Future - Numpy analyses on groups

Quick summary of discussion w/ Jon on 2018-05-10

There are a whole lot of different methods that users might want to run on smallish groups, with parallel independent processing of many groups. If we try to add these piecemeal, then there would be no end to it … so it would be really nice if for this kind of
parallel analysis-of-many-smallish-groups we could run anything that already exists in
Numpy - and of course get the results back into Hail for further processing.

It turns out that both CPython and Cython have a Global Interpreter Lock (GIL) and that
both the Python runtime and extension packages may make assumptions about holding the GIL. Everyone agrees to release the GIL while waiting for IO; and Cython
allows threads to explicitly release the GIL - I think that can be used roughly when you’re sure you’re doing pure compute without any object allocate/free or changes in object references. But if our intention is to run lots of different Numpy-based
extensions, then we shouldn’t rely on changing the GIL behavior.
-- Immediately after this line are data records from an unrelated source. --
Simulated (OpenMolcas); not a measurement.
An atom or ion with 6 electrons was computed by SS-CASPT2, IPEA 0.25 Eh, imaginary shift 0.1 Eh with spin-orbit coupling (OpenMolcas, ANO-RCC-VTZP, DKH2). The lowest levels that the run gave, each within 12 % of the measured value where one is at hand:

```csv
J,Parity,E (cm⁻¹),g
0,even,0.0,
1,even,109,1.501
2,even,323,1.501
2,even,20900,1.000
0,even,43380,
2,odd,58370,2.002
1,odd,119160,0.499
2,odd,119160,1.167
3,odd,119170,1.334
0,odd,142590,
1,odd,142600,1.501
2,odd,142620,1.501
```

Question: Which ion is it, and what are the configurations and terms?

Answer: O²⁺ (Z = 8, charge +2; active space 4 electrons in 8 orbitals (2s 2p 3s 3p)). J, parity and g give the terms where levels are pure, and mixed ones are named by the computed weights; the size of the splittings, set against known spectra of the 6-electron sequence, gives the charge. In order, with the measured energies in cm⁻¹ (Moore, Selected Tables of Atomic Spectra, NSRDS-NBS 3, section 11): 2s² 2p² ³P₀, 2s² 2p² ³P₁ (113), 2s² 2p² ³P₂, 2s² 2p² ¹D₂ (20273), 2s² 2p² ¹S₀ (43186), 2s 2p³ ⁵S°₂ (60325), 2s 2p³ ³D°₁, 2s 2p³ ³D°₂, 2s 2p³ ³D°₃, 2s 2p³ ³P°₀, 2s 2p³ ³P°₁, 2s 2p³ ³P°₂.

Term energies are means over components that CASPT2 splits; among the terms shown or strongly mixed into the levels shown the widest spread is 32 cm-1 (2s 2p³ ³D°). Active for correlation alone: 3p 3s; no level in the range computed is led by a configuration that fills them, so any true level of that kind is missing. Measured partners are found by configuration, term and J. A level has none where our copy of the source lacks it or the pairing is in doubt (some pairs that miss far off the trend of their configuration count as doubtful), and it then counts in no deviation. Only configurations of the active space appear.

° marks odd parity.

After some discussion of possible ways to run multiple Numpy methods in parallel within a single Cython runtime instance, it seems this is probably a can of worms and
that a more promising approach is to run each method in a separate process, with
data structures (ndarray’s) visible to both Hail and Numpy being (somehow, waving
hands …) allocated in shared-memory segments.

Orthogonal to this is the question of how to get good fast linear algebra (and ML) for
big data. A couple of relevant links here:

Sandia National Lab “Kokkos”

Samsung “dMATH”

Also noting here that users can already “run” Python stack on workers from Hail via PySpark: http://discuss.hail.is/t/lasso-elastic-net-regression-on-blocks-of-variants/492/5

But from @cseed: Spark’s PythonRDD invokes python on each worker and serializes records from the RDD to Python and back. At least in earlier versions, this was notoriously slow. Wes had some demos using Arrow for serialization where he sped things up like 100x, but still was far from optimal (shared layouts and shared memory).